Kerala, which has been dominated by two alliances, saw the Prime Minister call for a third alternative in the State while launching his party’s campaign. However, the BJP failed to save the lone seat of Nemom it won in 2016. Despite a campaign revolving around the Sabarimala temple row, ‘love jihad’ and corruption cases against the Left, it did not succeed in attracting voters. It saw only a marginal increase in its vote share.
On being asked whether there is a need for a third alternative in Kerala’s politics, more than half the respondents (56%) disagreed and one-third (33%) agreed. Even among those who agreed, the vote was split equally among the three alliances. Among those who did not respond to the question, LDF had a clear advantage with 46% of the votes in its favour (Table 1).

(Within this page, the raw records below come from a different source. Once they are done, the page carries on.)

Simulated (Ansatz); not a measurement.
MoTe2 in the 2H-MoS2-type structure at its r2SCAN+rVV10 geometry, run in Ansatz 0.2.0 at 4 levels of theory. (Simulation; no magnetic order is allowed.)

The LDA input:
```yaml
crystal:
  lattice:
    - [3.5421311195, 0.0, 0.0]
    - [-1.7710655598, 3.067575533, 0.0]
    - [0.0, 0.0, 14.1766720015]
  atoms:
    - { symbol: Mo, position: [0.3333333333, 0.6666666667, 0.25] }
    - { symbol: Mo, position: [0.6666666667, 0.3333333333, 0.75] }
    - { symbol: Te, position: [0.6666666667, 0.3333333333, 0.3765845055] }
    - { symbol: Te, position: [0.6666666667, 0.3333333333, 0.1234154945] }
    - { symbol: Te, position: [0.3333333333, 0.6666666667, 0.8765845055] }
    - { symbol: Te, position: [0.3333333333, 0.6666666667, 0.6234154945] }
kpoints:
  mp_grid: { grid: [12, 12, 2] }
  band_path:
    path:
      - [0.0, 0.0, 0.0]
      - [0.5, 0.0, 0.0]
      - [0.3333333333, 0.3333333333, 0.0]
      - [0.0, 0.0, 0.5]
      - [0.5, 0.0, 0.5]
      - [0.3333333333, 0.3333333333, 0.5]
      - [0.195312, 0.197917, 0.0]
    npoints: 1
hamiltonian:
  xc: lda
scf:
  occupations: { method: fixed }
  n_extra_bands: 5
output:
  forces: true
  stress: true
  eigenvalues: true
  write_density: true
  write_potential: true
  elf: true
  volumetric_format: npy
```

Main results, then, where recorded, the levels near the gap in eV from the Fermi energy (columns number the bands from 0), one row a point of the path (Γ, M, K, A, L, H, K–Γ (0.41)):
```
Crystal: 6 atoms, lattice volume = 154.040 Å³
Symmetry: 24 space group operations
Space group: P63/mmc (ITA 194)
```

Furthermore, when people were asked whether the rise of the BJP in the State is good or bad for the social fabric, a majority said that it was bad (54%) and 17% responded in the affirmative. The remaining 29% either felt that it would make no difference or did not respond to the question. As one would expect, the NDA had a huge advantage among those who felt that the rise of the BJP is good for the social fabric of the State. The LDF was the favoured party among those who said that the BJP’s presence is bad or will make no difference (Table 2).
The presence of the BJP has changed the political equation to some extent in Kerala. Yet, the State does not seem to be fully ready to experiment with a third alternative and the election results reflect this fact.